The agreement will have to dodge a patchwork of trade regulations and tariffs that make intra-African commerce costly
| Shoshana Kede | Excitement was palpable throughout the region as the dream for a continental free trade area in Africa got the final ratification needed to become a reality this month.
Gambia became the 22nd African country to ratify the African Continental Free Trade Area agreement (AfCFTA), meaning the bill now has the minimum number of ratifications needed to come into effect.
On March 21 Ethiopia became one of the last African nations to ratify the AfCFTA, bringing the tally of endorsing countries to 21.
The trade bloc spanning 49 countries with a combined GDP of $3trillion, will facilitate inter-regional trade, boost growth and help to alleviate poverty, its supporters say.

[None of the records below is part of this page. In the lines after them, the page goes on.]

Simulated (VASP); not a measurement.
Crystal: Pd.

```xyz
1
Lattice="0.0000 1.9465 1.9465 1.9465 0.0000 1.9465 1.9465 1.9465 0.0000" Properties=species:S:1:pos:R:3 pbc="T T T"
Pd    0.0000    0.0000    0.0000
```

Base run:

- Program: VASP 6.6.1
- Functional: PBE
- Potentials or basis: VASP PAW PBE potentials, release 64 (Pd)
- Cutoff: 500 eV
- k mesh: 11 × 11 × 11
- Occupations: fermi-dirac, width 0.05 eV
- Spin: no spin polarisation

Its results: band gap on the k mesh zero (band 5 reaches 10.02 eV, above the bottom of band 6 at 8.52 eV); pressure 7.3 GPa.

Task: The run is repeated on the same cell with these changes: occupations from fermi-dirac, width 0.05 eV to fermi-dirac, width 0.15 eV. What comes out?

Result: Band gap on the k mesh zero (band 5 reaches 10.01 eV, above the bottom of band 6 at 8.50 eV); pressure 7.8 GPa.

The news was tweeted by the African Union Commissioner for Trade and Industry Albert Muchanga: “Good news! The Parliament of The Gambia has approved ratification of AfCFTA Agreement making us meet the minimum threshold,” he said.
“The AfCFTA market is being born and is one step ready for launch of its operational phase in July this year.
The agreement, signed by 49 of the 55 African Union nations in March last year, will dodge a patchwork of trade regulations and tariffs that make intra-African commerce costly, time-consuming and cumbersome.
Its promotion of tariff-free movement of goods, people and services across the continent is also expected to favour SME’s, who account for 80% of Africa’s employment and 50% of its GDP, according to the World Bank.
But skeptics have pointed to the impending challenges of uniting countries with the greatest level of income disparity between them, under the umbrella of one trade bloc.
For example, over 50 percent of Africa’s cumulative GDP is contributed by Egypt, Nigeria and South Africa, while Africa’s six sovereign island nations collectively contribute just 1 percent.
The motion was brought before Gambia’s parliament by Lamin Jobe, Gambia’s trade minister who highlighted the trade benefits of deeper regional integration:
“This document will definitely serve as a take-off point to enhance the free movement of people, good and services.
“By using this there is a lot of advantages that we can gain from the implementation of this agreement,” he said.
This comes as Uganda’s private sector hope that new agreement will stimulate trade and investments across the continent. Gideon Badagawa, the executive director of the Private Sector Foundation Uganda also told The Independent last year in an interview that the Ugandan manufacturers and producers now have a market platform beyond the EAC and COMESA.
He said the government now needs to work with its counterparts to invest in a Common Infrastructure Fund to facilitate the building of infrastructure that link countries to enable private sector trade and investment across borders.
Data from African Import Export Bank in its 2018 Africa trade report shows that the trade deficit narrowed to $96.9 billion in 2017 compared with $132.5 billion in 2016.
Exports increased to $405.3 billion in 2017 from $344 billion a year earlier, while imports advanced to $502.3 billion from $476.6 billion.
The report also notes that whereas Africa’s trade with the rest of the world expanded 11% to $907.6 billion last year, the portion of trade within the continent declined to 14 % of the total. South Africa, Namibia and Nigeria accounted for more than 35 % of intra-Africa trade last year.
South Africa contributed a quarter of the region’s domestic commerce in 2017, mostly in oil imports from Nigeria and Angola.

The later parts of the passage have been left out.